The Metadata API is intended for fast, flexible, and reliable reading and writing of Internet Archive items.
Metadata Read API
The Metadata Read API is the fastest and most flexible way to retrieve metadata for items on archive.org. We’ve seen upwards of 500 reads per second for some collections!
Overview
Returns all of an item’s metadata in JSON.
Resource URL
http://archive.org/metadata/:identifier
Parameters
identifier
: The globally unique ID of a given item on archive.org.
Usage
For example, frenchenglishmed00gorduoft
is the identifier
for http://archive.org/details/frenchenglishmed00gorduoft. You can retrieve all of this item’s metadata from the Metadata API using the following curl command:
$ curl http://archive.org/metadata/frenchenglishmed00gorduoft
The Metadata API also supports HTTPS:
$ curl https://archive.org/metadata/frenchenglishmed00gorduoft
Sub-item Access
The Metadata API returns all of an item’s metadata by default. You can access specific metadata elements like so:
http://archive.org/metadata/:identifier/metadata http://archive.org/metadata/:identifier/server http://archive.org/metadata/:identifier/files_count http://archive.org/metadata/:identifier/files?start=1&count=2 http://archive.org/metadata/:identifier/metadata/collection http://archive.org/metadata/:identifier/metadata/collection/0 http://archive.org/metadata/:identifier/metadata/title http://archive.org/metadata/:identifier/files/0/name
Metadata Write API
The metadata write API is intended to make changes to metadata timely, safe and flexible.

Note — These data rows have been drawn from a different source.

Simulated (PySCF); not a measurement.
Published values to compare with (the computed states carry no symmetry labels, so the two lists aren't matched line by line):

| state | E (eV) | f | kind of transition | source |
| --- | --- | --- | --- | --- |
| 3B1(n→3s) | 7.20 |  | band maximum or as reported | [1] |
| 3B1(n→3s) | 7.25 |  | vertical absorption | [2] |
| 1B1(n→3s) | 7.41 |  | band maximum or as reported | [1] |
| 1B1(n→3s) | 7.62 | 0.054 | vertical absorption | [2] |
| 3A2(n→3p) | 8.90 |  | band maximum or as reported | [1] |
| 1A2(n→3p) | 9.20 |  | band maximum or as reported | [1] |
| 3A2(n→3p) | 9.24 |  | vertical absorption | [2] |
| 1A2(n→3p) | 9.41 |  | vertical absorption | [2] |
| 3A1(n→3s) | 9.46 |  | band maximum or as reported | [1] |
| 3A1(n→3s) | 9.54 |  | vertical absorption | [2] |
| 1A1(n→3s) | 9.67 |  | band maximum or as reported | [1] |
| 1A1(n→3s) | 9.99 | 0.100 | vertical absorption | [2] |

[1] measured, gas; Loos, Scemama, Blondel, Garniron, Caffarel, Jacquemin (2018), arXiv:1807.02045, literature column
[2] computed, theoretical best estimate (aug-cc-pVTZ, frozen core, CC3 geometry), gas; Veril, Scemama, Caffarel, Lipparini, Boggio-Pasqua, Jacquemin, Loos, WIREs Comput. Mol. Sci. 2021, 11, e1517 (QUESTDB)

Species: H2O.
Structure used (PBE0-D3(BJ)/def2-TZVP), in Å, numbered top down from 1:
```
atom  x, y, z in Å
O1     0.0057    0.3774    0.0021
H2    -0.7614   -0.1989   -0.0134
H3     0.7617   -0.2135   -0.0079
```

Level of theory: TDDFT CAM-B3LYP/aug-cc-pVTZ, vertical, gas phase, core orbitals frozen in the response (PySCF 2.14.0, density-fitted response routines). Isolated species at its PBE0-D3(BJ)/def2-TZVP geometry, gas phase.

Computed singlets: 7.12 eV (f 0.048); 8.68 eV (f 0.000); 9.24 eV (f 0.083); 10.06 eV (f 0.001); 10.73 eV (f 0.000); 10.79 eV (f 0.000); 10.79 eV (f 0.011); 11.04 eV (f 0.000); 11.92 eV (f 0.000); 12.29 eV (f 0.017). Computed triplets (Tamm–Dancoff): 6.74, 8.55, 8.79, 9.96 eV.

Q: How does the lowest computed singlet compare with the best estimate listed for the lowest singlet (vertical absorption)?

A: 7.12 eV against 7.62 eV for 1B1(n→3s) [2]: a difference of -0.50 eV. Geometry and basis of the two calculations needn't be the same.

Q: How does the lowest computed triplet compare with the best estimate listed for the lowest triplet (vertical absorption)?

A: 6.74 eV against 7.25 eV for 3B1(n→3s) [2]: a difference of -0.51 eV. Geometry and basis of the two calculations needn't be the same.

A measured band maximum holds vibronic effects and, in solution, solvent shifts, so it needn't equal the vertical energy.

It utilizes version 02 of the JSON Patch standard.
Overview
timely
- Callers receive results (success or failure) immediately.
- Changes are quickly reflected through the metadata read API.
safe
- All writes pass through the catalog, so all changes are recorded.
- All writes are checked before they’re submitted to the catalog.
- If there’s a problem, no catalog task is created. Goal: no redrows!
- All checks are repeated when the catalog task is executed.
flexible
- Supports arbitrary changes to multiple metadata targets through a unified API.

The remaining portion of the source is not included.